DeepX has developed an autonomous operation system for hydraulic excavators, and in April 2023, in collaboration with Fujita Corporation, it successfully demonstrated the autonomous operation of a continuous cycle of excavation and dump loading as a single operation at a construction site.

Stabilizing complex systems is essential for achieving autonomous operation at construction sites

The autonomous operation of systems that adapt to the surrounding environment and objects based on various conditions is complex, and there have been challenges in achieving continuous and stable operation of such systems, including autonomous driving systems.
For example, in actual construction sites, it is difficult to fix the conditions for dump trucks to hydraulic excavators to a single setting. During the loading process, the hydraulic excavator needs to flexibly adjust its movements based on complex conditions such as recognizing the surroundings of the hydraulic excavator, the position and orientation of the dump truck, and the quantity and shape of the soil inside the vessel. Additionally, the shape and hardness of the excavated soil vary depending on the situation, requiring real-time adaptation to these diverse conditions during excavation. However, generally, as the system needs to handle more complex conditions, the stability of the system tends to be compromised.
There have been challenges in achieving systems that can handle complex conditions while maintaining the essential element of stability, which is crucial for practical implementation.

The autonomous operation of repetitive and continuous excavation and loading tasks was demonstrated on-site.

In this demonstration, we achieved the autonomous operation of a continuous cycle of excavation and dump loading at Fujita’s construction site. The demonstration confirmed the following capabilities: the hydraulic excavator’s ability to autonomously adjust its movements based on the dump truck’s specifications (position, orientation, soil volume inside the vessel, etc.), and its ability to autonomously adjust its movements based on the shape of the specified excavation area and the remaining soil volume within a certain range. The stability of the system was also confirmed, as it operated continuously for approximately 8 hours, enabling more than 200 cycles of excavation and loading in a single day.

DeepX built an autonomous hydraulic excavator system based on ROS2.

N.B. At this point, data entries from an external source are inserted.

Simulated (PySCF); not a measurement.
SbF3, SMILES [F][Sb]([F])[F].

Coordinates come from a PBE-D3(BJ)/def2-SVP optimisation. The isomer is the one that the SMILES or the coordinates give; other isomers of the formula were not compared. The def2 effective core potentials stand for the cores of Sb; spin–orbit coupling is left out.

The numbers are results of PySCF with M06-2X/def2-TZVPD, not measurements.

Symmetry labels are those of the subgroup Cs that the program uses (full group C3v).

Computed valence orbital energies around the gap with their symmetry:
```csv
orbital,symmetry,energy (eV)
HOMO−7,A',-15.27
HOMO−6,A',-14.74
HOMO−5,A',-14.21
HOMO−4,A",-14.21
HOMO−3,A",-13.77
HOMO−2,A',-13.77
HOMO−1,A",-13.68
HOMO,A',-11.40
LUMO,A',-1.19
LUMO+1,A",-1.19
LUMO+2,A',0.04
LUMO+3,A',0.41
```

DeepX’s main role involved software development, provision, and on-site integration services. Regarding the software, DeepX developed not only the underlying robotic system but also perception and control algorithms, as well as simulators for development and verification purposes. Fujita, on the other hand, handled arrangements for the demonstration site and hardware required for the verification experiments.

Developed software

Robotic system

DeepX developed a robotic system based on ROS2. In this demonstration, DeepX focused on the robustness and scalability of the system, with the aim of considering practical operation after the demonstration. Therefore, DeepX conducted development with a particular emphasis on the system’s robustness and extensibility.

Dump truck detection

DeepX developed a system that processes point cloud data from LiDAR to provide real-time perception of the relative position, orientation of the dump truck from the hydraulic excavator’s perspective, the shape of the vessel, and the loading status. In particular, to enable adaptation to various conditions such as different positions, orientations, and soil shapes, DeepX utilized deep neural networks for algorithm development.

Digging path generation

DeepX developed a system that automatically generates excavation trajectories based on the shape of the soil. In this demonstration, DeepX confirmed that the system is capable of dynamically adjusting the excavation depth and location according to the shape of the soil, allowing for appropriate variations in excavation movements.

Development team

In this demonstration, a solution team closely collaborated with customers to facilitate requirements definition and verification, while a software engineering team developed the autonomous driving system. The software development and verification were carried out through the collaboration of these teams. Notably, the software engineering team comprised members from various nationalities, forming a global team.

Foreign engineer members engaged in field demonstration experiments.

 

Future outlook

Based on the software developed in this project, we plan to move towards the verification of autonomous operation in large-scale construction sites. We will continue to pioneer the frontier of construction machinery autonomous driving for practical implementation in the future.